New life at Nine75
It’s quickly becoming the story that never ends. After the surprise announcement on September 29 that Jim Sullivan was closing both Nine75 (975 Lincoln Street) and Ocean (201 Columbine Street) -- the last two properties remaining in the Sullivan Restaurant Group—and all the fallout that came from staff suddenly left without paychecks and pissed about how the whole thing had gone down, I just got word ten minutes ago that Nine75 will be reopening.
Yeah, you read that right. Down for just a little over a week, Nine75 was actually bought hours after the closing was announced by Jet Entertainment Group and former Sullivan Restaurant Group COO and manager George Eder, who left SRG for Jet about a year and a half ago.
“It was never badly broken,” Eder said of Nine75. “It just lost its way.” And quickly, he and the rest of the Jet partners figured out that if they could only get it back on the path it’d been heading down a year or so ago, they might yet be able to make a couple nickels off the place.
As for how they're getting the space turned around so fast, Eder gave me a very succinct explanation: “You know me. I’m nuts.”
It helped, though, that Nine75 was basically turn-key—most of the damage had been more metaphysical than actual, more economic than structural. “You clean it, you contact some vendors, pay them some money and they bring you food,” Eder said. “Simple as that.” He told me that he and his crew were there cleaning right now, working towards this Friday’s reopening.
The space will remain Nine75 and will run (at least for now) with both the menu and much of the staff that was there when Jim Sullivan closed the doors. “It got a little expensive, a little frou-frou,” Eder said. Ultimately, they plan to return the place to what it was like it first opened (and I first reviewed it): upscale comfort food with a modern twist.

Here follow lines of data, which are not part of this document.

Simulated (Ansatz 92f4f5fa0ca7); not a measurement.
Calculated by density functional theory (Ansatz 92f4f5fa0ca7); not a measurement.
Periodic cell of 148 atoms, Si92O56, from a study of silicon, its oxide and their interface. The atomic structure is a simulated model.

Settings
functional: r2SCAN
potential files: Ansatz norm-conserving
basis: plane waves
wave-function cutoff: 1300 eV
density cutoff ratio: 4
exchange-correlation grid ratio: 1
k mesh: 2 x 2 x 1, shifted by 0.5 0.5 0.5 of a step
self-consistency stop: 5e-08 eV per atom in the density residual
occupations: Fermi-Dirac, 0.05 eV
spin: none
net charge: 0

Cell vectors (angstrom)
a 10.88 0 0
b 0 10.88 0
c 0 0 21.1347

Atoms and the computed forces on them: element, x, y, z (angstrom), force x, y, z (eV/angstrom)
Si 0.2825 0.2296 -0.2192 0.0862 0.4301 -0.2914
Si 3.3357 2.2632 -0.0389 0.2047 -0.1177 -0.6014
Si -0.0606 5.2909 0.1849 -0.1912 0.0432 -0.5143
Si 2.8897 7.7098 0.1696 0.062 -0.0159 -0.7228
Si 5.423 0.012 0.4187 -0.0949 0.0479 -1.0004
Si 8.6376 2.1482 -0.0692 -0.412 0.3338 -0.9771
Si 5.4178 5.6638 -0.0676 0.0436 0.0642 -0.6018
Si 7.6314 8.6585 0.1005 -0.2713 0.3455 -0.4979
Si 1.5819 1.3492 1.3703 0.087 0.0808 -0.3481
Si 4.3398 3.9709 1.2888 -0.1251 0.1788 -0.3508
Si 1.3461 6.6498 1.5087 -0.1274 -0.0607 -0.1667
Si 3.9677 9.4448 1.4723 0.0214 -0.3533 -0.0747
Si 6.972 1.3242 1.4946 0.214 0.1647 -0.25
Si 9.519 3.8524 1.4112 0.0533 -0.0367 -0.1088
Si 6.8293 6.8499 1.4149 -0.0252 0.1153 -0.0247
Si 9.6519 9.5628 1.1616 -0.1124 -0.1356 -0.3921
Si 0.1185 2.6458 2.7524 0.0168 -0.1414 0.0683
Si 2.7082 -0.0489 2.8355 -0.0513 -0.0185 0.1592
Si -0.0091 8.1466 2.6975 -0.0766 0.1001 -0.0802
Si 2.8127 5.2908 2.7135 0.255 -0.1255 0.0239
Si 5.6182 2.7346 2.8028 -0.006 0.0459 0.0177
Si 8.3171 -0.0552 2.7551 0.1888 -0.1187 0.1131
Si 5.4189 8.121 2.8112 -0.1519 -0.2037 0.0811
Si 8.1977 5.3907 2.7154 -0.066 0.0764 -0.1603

“Comfort food means you’ve got to be comfortable with the price, too,” he added. To that end, Eder picked up chef Jose Guerrero, ex of Ocean, to take the chef’s post in the kitchen.
And most of those employees who hadn’t already found jobs? They’re being welcomed back with open arms. “I worked with a lot of these people,” Eder said, explaining that they were good people who got stuck in a bad situation.